W3C home > Mailing lists > Public > public-tracking@w3.org > March 2012

Re: ISSUE-111 - Exceptions are broken

From: Rigo Wenning <rigo@w3.org>
Date: Fri, 09 Mar 2012 09:14:41 +0100
To: Kevin Smith <kevsmith@adobe.com>
Cc: "public-tracking@w3.org" <public-tracking@w3.org>, "Roy T. Fielding" <fielding@gbiv.com>, Shane Wiley <wileys@yahoo-inc.com>
Message-ID: <7323926.FrFFtCWIQE@hegel.sophia.w3.org>

On Thursday 08 March 2012 14:34:58 Kevin Smith wrote:
> Yes - which is the only important part of exceptions, because again, the
> exception exists because the 1st party wants to know what content to show
> the user.  The 3rd party has no value by itself.  It is only included to
> provide value to the 1st party.  If the 1st party cannot make the content
> decision, then there is no reason to request an exception - it will treat
> the user as DNT:1 and 3rd parties are completely irrelevant.

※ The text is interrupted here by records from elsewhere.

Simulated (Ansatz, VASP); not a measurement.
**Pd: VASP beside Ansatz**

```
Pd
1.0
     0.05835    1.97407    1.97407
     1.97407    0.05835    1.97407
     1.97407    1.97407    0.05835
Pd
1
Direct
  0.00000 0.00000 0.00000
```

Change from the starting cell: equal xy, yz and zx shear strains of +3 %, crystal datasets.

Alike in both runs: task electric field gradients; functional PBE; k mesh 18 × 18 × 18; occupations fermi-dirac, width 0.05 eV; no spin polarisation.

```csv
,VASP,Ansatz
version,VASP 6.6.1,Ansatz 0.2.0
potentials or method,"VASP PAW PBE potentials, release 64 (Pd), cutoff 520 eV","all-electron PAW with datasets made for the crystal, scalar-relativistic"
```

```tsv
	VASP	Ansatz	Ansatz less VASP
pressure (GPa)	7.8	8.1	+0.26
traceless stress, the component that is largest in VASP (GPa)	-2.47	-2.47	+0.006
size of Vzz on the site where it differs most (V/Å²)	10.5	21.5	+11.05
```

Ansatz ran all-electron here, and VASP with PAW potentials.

I agree, this is important. How can we solve that use-case without creating a 
privacy incident? Because so far, as you remarked, the service can't see 
whether I block the http requests to third parties. This has numerous probs, 
but we must overcome them to create the right incentives. Because there are 
two possible outcomes if it works:

1/ Services use this to install paywalls for those not looking at very 
privacy-invasive advertisement. 

2/ If in scenario 1/ users will go away instead, we will see services looking 
for reasonable monetizing third parties that are acceptable to users. 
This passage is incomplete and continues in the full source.